Today, we are excited to introduce Function Mesh, a serverless framework purpose-built for event streaming applications. It brings powerful event-streaming capabilities to your applications by orchestrating multiple Pulsar Functions and Pulsar IO connector for complex event streaming jobs on Kubernetes.
Function Mesh is a Kubernetes operator that enables users to run Pulsar Functions and connectors natively on Kubernetes, unlocking the full power of Kubernetes’ application deployment, scaling, and management. For example, Function Mesh relies on Kubernetes’ scheduling functionality, which ensures that functions are resilient to failures and can be scheduled properly at any time.
Function Mesh is also a serverless framework to orchestrate multiple Pulsar Functions and I/O connectors for complex streaming jobs in a simple way. If you’re seeking cloud-native serverless streaming solutions, Function Mesh is an ideal tool for you. The key benefits of Function Mesh include:
Function Mesh is well-suited for common, lightweight streaming use cases, such as ETL jobs, and is not intended to be used as a full-power streaming engine.
Pulsar introduces Pulsar Functions and Pulsar I/O since its 2.0 release.

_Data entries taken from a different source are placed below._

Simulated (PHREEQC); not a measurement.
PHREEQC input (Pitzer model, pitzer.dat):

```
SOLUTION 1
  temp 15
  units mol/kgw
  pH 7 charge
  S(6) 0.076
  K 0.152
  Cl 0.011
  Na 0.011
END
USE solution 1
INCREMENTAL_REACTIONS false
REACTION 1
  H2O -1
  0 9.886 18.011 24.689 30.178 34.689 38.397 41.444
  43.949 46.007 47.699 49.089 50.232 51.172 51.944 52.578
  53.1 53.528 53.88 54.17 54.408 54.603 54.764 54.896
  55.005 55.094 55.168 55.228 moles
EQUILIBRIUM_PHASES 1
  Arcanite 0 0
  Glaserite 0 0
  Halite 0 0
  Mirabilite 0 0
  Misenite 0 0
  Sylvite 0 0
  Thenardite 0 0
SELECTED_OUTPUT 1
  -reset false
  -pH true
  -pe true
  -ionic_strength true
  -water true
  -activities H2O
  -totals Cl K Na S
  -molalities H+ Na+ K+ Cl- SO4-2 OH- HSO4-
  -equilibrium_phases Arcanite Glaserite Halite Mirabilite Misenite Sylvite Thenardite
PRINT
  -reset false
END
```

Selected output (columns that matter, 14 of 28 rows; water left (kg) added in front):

Pulsar Functions is a turnkey serverless event streaming framework built natively for Apache Pulsar. Pulsar Functions enables users to create event processing logic on a per message basis and bring simplicity and serverless concepts to event streaming, thus eliminating the need to deploy a separate system. Popular use cases of Pulsar Functions include ETL jobs, real-time aggregation, microservices, reactive services, event routing, and more.
Pulsar IO connector is a framework that allows you to ingress or egress data from and to Pulsar using the existing Pulsar Functions framework. Pulsar IO consist of source and sink connectors. A source is an event processor that ingests data from an external system into Pulsar, and a sink is an event processor that egresses data from Pulsar to an external system.
Both Pulsar Functions and Pulsar I/O have made building event streaming applications become simpler. Pulsar Functions supports running functions and connectors on Kubernetes. However the existing implementation has a few drawbacks:
Additionally, with the increased adoption of Pulsar Functions and Pulsar I/O connectors for building serverless event streaming applications, people are looking for orchestrating multiple functions into a single streaming job to achieve complex event streaming capabilities. Without Function Mesh, there is a lot of manual work to organize and manage multiple functions to process events.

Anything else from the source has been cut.